Sunday, November 04, 2007
Sunday morning. We are back in the land of cell phone and internet connections after camping in Chaco Canyon (last night a mere 28 degrees), an unforgettable experience. Our tent backed up against massive boulders; when the sun came up, the temperature immediately jumped 20 degrees. Canyon Towhees hopped around camp as if we would feed them, but all is protected here, ruins, animals, even the ground we walk upon. In fact, Chaco Canyon is a sacred place, made nearly inaccessible by the heavily washboarded gravel road of 16 miles (rangers want the road to stay as is as they live in Chaco Canyon or drive government cars; workers prefer a paved road, given their experience of rattle-me-bones rides and break-downs in private cars).
Chaco Canyon resonates in the imagination. We continued our study of Puebloan peoples, hiked along Petroglyph Trail and the challenging Pueblo Alto canyon rim trail to the Pueblo Alto complex (4.5 miles). Imagine a stone trail straight up. Ancient Puebloans climbed to the tops of the mesa using toe and hand holds. We clambered over large stones, slowly, at every step thanking any spirit who listened for our walking sticks. No one can explain with any certainty what motivated these peoples, why they came and why about 1100-1200, they simply left. Over 150 great houses were built here, complete with many circular underground rooms (kivas), used primarily (archaeologists say) for ceremony, prayer and community meetings. Most of the hundreds of rooms in the great houses do not show evidence they were lived in, though hundreds of thousands of hours of work went into building these massive stone building complexes, perhaps somewhat like our urban areas, where people live in one place and work and pray in others.
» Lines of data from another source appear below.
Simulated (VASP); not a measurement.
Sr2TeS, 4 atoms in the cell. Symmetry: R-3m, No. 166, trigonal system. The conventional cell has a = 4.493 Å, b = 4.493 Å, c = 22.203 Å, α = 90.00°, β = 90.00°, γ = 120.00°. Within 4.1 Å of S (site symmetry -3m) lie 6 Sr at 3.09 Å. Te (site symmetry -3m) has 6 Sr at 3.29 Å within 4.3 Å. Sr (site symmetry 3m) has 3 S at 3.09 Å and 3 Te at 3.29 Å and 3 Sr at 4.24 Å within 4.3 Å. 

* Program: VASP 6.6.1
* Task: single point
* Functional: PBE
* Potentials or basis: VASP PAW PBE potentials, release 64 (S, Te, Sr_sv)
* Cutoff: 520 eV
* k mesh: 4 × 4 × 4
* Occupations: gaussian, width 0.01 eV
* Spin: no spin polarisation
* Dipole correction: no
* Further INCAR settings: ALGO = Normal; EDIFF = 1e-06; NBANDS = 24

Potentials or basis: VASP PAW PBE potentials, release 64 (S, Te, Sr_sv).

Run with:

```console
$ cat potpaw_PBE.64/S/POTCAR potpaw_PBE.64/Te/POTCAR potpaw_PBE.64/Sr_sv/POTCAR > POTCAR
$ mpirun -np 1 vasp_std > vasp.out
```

The researchers know quite a bit about what materials were used, when buildings were built, and they are beginning to understand how the buildings were connected in some larger patterns. Astroarcheologists discovered three great stones at the very top of Fajada Butte (see picture at top of this entry) that cast sunlight onto a stone circle carved on the cliff face in such a way as to predict the winter and summer solstice accurately. Fajada Butte is now closed, though, as the added weight of people visiting this site (primarily researchers) compacted the soil, leading to erosion. The three great stones settled, throwing off how that splinter of light that crossed the stone circle, after so many hundreds of years, no longer a predictor of the solstices.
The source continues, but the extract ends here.